If executed in local mode (-em l), the run.sh script will start all the needed daemon processes for the following
components: the input producer, the data processor, the data component, and the external server.
In cluster mode (-em c), the run.sh script assumes that Kafka is already running on a cluster remotely, and that the
daemons have been started and have accessible endpoints. The script experiments-driver/scripts/start-daemon.sh is used
to start the daemons. The following command start a daemon process that spawns the data processor component:
./experiments-driver/scripts/start-daemon.sh -p dp -em lstart-daemon.sh has the following options:
Arguments:
-p | --process Process which will be handled by the daemon: dp=data processor,
kp=kafka producer, es-tor=external server torchserve,
es-tfs=external server tf-serving, es-rs=external ray serve.

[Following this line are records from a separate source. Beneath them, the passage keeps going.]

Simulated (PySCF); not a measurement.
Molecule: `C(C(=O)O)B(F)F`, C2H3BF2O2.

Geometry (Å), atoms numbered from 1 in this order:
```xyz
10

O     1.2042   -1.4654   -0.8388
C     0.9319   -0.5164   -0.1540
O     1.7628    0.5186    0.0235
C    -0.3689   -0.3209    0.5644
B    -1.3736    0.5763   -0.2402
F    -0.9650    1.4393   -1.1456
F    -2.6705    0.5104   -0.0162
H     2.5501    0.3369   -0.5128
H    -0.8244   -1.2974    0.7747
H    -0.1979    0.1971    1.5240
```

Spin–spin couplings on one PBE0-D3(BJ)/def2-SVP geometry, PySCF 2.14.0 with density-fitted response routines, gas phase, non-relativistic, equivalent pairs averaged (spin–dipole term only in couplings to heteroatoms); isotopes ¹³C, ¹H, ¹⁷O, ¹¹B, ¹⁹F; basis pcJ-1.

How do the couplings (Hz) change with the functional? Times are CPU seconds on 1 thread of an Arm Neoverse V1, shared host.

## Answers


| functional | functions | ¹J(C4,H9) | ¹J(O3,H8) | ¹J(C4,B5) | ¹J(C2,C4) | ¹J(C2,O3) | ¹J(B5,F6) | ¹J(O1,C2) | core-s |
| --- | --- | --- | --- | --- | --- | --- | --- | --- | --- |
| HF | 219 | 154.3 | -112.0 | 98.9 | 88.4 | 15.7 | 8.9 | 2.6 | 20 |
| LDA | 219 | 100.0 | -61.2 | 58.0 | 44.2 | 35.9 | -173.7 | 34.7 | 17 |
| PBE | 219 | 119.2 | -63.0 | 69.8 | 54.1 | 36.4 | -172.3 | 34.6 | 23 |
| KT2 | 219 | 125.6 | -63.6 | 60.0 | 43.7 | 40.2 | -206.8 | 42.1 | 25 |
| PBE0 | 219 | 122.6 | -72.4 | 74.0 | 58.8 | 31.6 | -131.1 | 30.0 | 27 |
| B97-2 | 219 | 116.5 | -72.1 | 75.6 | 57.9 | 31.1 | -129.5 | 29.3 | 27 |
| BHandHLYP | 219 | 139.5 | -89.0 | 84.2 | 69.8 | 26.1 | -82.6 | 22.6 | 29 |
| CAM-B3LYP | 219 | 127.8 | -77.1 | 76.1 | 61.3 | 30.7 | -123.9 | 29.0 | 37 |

-em | --execution-mode Execution mode: l=local, c=cluster.
After the set of experiments complete, the resulting files will be written under results/. The notebooks
inside results-analysis can then be used to plot the throughput and latency measurements.
NOTE: A containerized version will soon be available to faciltate deployments on a cluster.
The experiments measuring the overhead introduced by Kafka in the pipeline do not use the Crayfish pipeline, as they employ a standalone FLink implementation. To run these experiments, the following script can be used:
./experiments-driver/run-standalone.sh -em l -ec lrun-standalone.sh has the following options:
Arguments:
-ec | --experiments-control Controlled variable sets to run: s=small, l=large, d=debug.
- small: Run input rate 256 for the scalability experiment.
[!] NOTE: ResNet50 is recommended for this option due to the large
model size and limited memory.
- large: Run input rate 30000 for the scalability experiment.
- debug: Run simple experiment configs in the debug folder.
-em | --execution-mode Execution mode: l=local, c=cluster.
If the experiments are stopped before they complete, please be aware that multiple background threads might be still
hanging (e.g., the daemon threads waiting for wakeup signals). In this case, please make sure to kill all of them
manually. You can use the ps command to find their PIDs.
Crayfish provides a set of interfaces that allow developers to extend the benchmarking frameworks with other stream processing systems, model serving tools, and pre-trained models. We showcase examples of how to do so for each type of system.
New stream processors can be added through abstractions similar to adapters. These adapters need to extend the Crayfish interface and provide functionalities for input reading, model scoring, and output writing alongside logic to set the parallelism of the computation. The adapter needs to provide also abstractions for a stream builder, the generic operator type, and the sink operator. When using the adapter, the model type can be chosen from the list of models supported out of the box or can be a custom model defined by the Crayfish user.
The adapter should extend the Crayfish abstract class, as below. Next, implement the required methods for building your streaming application.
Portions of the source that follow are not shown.